LAKELAND – The ball has without a doubt started rolling in Alberta when it comes to initiating a provincial police force.
From a provincial leadership stance, the question seems to be more a matter of ‘when’ and ‘how’ an Alberta Provincial Police Service (APPS) will be implemented rather than ‘if’ a provincial force will be established.
“I'm for better enforcement and less crime – bottom line,” Grande Prairie Wapiti MLA Travis Toews told Lakeland This Week.
As Toews runs a leadership campaign to replace former UCP premier Jason Kenney, the potential for a provincial police force did not make the list of promises pitched to UCP membership holders.
However, the former finance minister who left his role in cabinet to run as the next premier of the province did not shy away when asked about the controversial topic of establishing a provincial police force.
“I think an Alberta Police Service could be part of the solution, and here's why,” Toews said, while at a campaign stop in Bonnyville, Alta. “Based on my observations... there is a shroud of bureaucracy and a culture of risk aversion (from) Ottawa top down, that I believe hampers enforcement, and hampers the ability for RCMP members to really deliver the kind of enforcement they might otherwise deliver. That's why I believe an Alberta Police Service could be part of the solution to improving enforcement in Alberta.”
Despite the current government’s forward momentum into researching and preparing for a provincial policing model, not all Albertans are convinced an Alberta police force will improve enforcement or reduce crime.
Municipal leaders from across the province have voiced their concerns over the potential transition from the Royal Canadian Mounted Police (RCMP) to that of a provincial police service, with both the Rural Municipalities of Alberta (RMA) and Alberta Municipalities formally opposing the transition earlier this year.
Alberta’s reeves and mayors are concerned about ballooning costs of law enforcement services through the transition downloaded onto municipalities, the loss of federal funding for policing services and ongoing challenges in recruiting and retaining law enforcement staff.

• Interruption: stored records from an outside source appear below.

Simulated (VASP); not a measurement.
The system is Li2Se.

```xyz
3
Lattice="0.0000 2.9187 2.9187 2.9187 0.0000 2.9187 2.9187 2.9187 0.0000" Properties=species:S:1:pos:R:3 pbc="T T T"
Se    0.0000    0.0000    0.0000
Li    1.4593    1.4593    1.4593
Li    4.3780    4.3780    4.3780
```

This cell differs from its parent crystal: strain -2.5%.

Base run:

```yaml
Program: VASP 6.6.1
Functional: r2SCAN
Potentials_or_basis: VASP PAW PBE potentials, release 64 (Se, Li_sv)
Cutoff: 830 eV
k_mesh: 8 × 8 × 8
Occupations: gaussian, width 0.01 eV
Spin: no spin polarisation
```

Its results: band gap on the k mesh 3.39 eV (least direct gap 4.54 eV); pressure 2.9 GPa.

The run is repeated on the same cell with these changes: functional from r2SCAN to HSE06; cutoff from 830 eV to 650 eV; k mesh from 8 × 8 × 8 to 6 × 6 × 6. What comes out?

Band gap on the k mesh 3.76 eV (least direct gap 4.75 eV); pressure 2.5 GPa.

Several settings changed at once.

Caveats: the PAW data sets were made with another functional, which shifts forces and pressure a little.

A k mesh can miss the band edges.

“I know a lot of municipalities, at this point in time have great concerns,” acknowledged Toews.
If selected as the leader of the UCP party on Oct. 6, Toews said, “I would commit to working with (municipalities), on bringing them along, selling them the value proposition, and getting to the right solution.”
A new website, Exploring an Alberta Provincial Police Service, launched by the Government of Alberta (GOA) states, “The provincial government has committed that municipalities would pay the same, or less, for an Alberta provincial police compared to what they pay under the RCMP contract policing model.”
Information released by the province states, this financial commitment would be the same for municipalities policed under the Provincial Police Service Agreement, as well as for municipalities that contract the future provincial police's services.
Despite the provincial government’s promises, municipal leaders still have their doubts.
Referencing the three documents prepared by PricewaterhouseCooper (PwC), the RMA points out “the (APPS Current State) report also assumes that the costs for many specialized and administrative services can be reduced through partnerships with the GOA, municipal police, and the private sector, but includes few details about the likelihood of those parties agreeing to such arrangements.”
How will these concerns be addressed? With time, says Toews.
“I don't have a prescriptive timeline – we need to take the time to do it,” he said, adding that it is critical that this transition is done in due course.
"We don't do that hastily (or) do it in a halfcocked manner that ultimately results in enforcement challenges, because right now, there is a real shortage of law enforcement officers. And so, whatever we do, we need to do it with a plan that will enhance enforcement – not undermine it.”
When it comes to staffing a provincial police force, Toews also believes many RCMP members would likely choose to transition to an Alberta Police Service.
He says a provincial training program would also have to be considered, but as Toews points out the Edmonton and Calgary police service already run programs for their own recruits and members.
“I think there could be some real synergies in developing a really robust Alberta Police Service. But those would have to be details that we would have to find good solid solutions around before we move forward,” added Toews.
RCMP or APPS, a municipality’s choice
Bonnyville-Cold Lake-St. Paul MLA David Hanson remains steadfast in his support for the RCMP – as do many of the reeves and mayors in his riding.
While Hanson does not oppose the establishment of a provincial police force, he does support municipalities’ right to choose, as crime and rural crime remains an ongoing concern for many jurisdictions.
"I'm a big supporter of the RCMP, always have been, but I do understand the frustration that a lot of people, especially in rural Alberta, feel when it comes to rural crime, but I don't think (the blame) can be handed to the RCMP. I think it's more of a problem with our courts,” Hanson told Lakeland This Week.
Whether it is a member of RCMP or a municipal police force, Hanson says the more people, eyes and boots that are on the ground, the better it will be for all residents.
Hanson’s views on the policing matter might not entirely align with his fellow UCP MLAs, but Hanson says he is guided by the needs of his constituents.
“I've never had a problem voicing my concerns with caucus members,” Hanson said.
“There are some communities in Alberta that already have their own police force, Edmonton, Calgary, Lethbridge, to name three. And so those communities have decided to have their own forces and work in conjunction with the RCMP. So, it's something that's already happening. Not on the provincial level, but on local municipal levels.”
Hanson noted that over the last few years he has attended many rural crime town halls and it has informed his understanding of the frustration residents feel.
“They're just anxious for any solution that's going to help,” he said.
“I think (a provincial police force) is still being pursued because a lot of Albertans asked for it to be looked into. I don't think there's anything wrong with investigating the possibility of it – but if it doesn't make sense, it doesn't make sense.”
Hanson also noted that there are benefits that can be gained by retaining the RCMP, such as connections to other international law enforcement agencies.
“I support the RCMP, and I support communities' choices in trying to improve the situation for their people,” said the northeastern Alberta MLA. “And I won't be voting on anything without talking to my constituents first.”